With electronic exchange of returns information, newsagents can now tell within a fortnight of the start of the month what an accurate level of returns for the month will be.
But both G&G and Network do not refund returns money until the end of the month, meaning the newsagents are effectively financing some of the working capital employed by G&G and Network in their businesses.
That’s always been the case, but the jump in bills and unwanted extra stock on some obscure titles has become very noticeable so far this month.
Meanwhile, the big st*ff-up in the deliveries in and around Sydney on Sunday and Monday of this week grows stranger. Magazine drops were late or non-existent on Wednesday at some newsagents (Australia Day).
It was the second time agents have been left short of stock of new magazines from the big publishers. And Wednesday was a short selling day because of the public holiday.
The mix ups and other problems of the merging of the two main delivery services is taking longer to sort out than previously estimated, especially by Network Services, part of the Packer empire’s ACP group.
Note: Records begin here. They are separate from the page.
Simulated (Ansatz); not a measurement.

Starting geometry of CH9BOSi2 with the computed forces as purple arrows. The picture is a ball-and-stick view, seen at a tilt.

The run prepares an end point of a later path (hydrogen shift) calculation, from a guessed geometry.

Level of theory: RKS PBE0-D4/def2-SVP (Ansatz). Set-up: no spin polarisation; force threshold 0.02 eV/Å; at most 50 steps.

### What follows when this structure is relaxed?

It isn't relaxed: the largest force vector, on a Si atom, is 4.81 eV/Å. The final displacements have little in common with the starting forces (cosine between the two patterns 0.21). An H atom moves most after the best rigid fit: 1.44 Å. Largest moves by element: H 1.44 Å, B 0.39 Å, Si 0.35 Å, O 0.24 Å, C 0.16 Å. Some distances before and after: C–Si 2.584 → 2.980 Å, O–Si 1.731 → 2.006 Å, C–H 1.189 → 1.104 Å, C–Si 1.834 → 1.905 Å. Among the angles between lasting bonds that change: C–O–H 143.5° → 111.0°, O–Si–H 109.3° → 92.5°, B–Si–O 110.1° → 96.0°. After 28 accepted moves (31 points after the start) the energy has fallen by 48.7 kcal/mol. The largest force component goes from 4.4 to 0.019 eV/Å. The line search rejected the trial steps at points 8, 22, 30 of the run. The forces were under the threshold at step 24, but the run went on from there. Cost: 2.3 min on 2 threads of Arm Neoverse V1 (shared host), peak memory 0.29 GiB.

ACP’s Network Services has named the rationalising the magazine delivery system, Project Hero, an unflattering Code Name given the present hardly heroic problems.
Many in the delivery business claim the problems are coming from Network and ACP, but others say Gordon and Gotch are in the deal with Network and shouldn’t be forgotten.
Last weekend in the latest botch-up, deliveries that should have been done late on Sunday night weren’t done until eight to 10 hours later in some cases, with unmarked vans driven by low paid contractors making the deliveries, not 1st Fleet trucks.
Similar delays were reported with Wednesday’s deliveries.
The problems came from the amalgamation of the Network and Gordon and Gotch runs into one truck service, based mostly on Gordon and Gotch delivery patterns in most areas.
A magazine business insider meanwhile says: “Network/ACP in their wisdom brought forward the Australian Women’s Weekly which would have normally been on sale Wednesday, creating even bigger headaches for the delivery drivers and contractors.
“Why? No explanation except that it could have been a cheap attempt to boost more sales of the Weekly into the last ten days of January.
But why? Like so many purchase decisions, buyers of magazines are set in the way they buy the Weekly regardless. Being out early doesn’t necessarily mean extra sales.At times ACP can’t give them away without enticing readers with free or discounted movie tickets(from Hoyts, naturally) a Mars Bar and a carry bag.
“Network st*ffed up the run allocation badly in trying to renumber parcels of magazines.
“Drivers reported that they were tossing country deliveries, including subscriptions, off their trucks which only handled the metropolitan. Truckies wonder why network does this sort of thing at the last minute and ask who is really driving all of this.
“Would you not wonder about a business like Network and its managers constantly blundering?
“Our $25 million man, John Alexander is most likely lifting the mats and sweeping the mistakes under so to cover up his managers short comings
“The nobs at Network, lead by Phil Parsons and offsiders must be running out of answers to convince JA that it’s not their fault but the
Poor old 1st Fleet, under siege like no other business in Australia at the moment, and like others prior to them, are the meat in the
sandwich and always portrayed as the incompetent operator where in fact much of the problems come back to Network”
And don’t forget Gordon and Gotch.
Meanwhile at Network what’s happened to the Pony Express?
Pony Express was a project that saw customers emailing in from around Australia. It involved subscribers who were on newsagent delivery and those who were receiving their magazines by Australia Post. Basically they emailed someone at Network each time their magazine turned up to let Network know how long it took for the magazines to reach them. It seems that Network needs this subscriber feedback because the company has no idea of how long it takes for the magazines to reach the customer. No idea at all.
Like the Blind leading the blind.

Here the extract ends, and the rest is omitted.